Announce chunk availability to DHT/trackers.

Stores chunk metadata in DHT (BEP 44) and announces to tracker if configured. Other peers can discover this chunk via hash lookup.

Parameters:

Name Type Description Default
chunk_hash bytes

32-byte chunk hash

required
Source code in ccbt/discovery/xet_cas.py
async def announce_chunk(self, chunk_hash: bytes) -> None:
    """Announce chunk availability to DHT/trackers.

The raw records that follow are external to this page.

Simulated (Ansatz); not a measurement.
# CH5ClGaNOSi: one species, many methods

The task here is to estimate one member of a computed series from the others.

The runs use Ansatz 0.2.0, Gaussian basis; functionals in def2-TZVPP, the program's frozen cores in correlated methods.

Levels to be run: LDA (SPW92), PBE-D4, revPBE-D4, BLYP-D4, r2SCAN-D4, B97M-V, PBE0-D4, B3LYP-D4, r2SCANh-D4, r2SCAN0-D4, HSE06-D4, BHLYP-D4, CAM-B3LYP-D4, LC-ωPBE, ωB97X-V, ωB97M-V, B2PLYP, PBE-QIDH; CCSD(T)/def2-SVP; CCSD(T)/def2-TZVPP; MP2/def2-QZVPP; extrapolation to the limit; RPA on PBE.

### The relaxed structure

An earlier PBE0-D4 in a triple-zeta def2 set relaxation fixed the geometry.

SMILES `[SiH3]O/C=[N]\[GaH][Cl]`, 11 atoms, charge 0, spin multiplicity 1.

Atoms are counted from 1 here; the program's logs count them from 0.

    Stores chunk metadata in DHT (BEP 44) and announces to tracker
    if configured. Other peers can discover this chunk via hash lookup.

    Args:
        chunk_hash: 32-byte chunk hash

    """
    if len(chunk_hash) != 32:
        msg = f"Chunk hash must be 32 bytes, got {len(chunk_hash)}"
        raise ValueError(msg)

    # Store chunk hash in DHT (BEP 44: storing arbitrary data)
    if self.dht:
        try:
            # Store chunk metadata in DHT
            # Format: {"type": "xet_chunk", "peer_id": ..., "available": True}
            metadata = {
                "type": "xet_chunk",
                "available": True,
            }

            # Sign chunk metadata with Ed25519 if key_manager available
            if self.key_manager:
                try:
                    # Create metadata bytes for signing
                    import json

                    metadata_bytes = json.dumps(metadata, sort_keys=True).encode()
                    signature = self.key_manager.sign_message(metadata_bytes)
                    public_key = self.key_manager.get_public_key_bytes()

                    metadata["ed25519_public_key"] = public_key.hex()
                    metadata["ed25519_signature"] = signature.hex()
                    self.logger.debug(
                        "Signed chunk announcement with Ed25519: %s",
                        chunk_hash.hex()[:16],
                    )
                except Exception as e:
                    self.logger.warning("Failed to sign chunk announcement: %s", e)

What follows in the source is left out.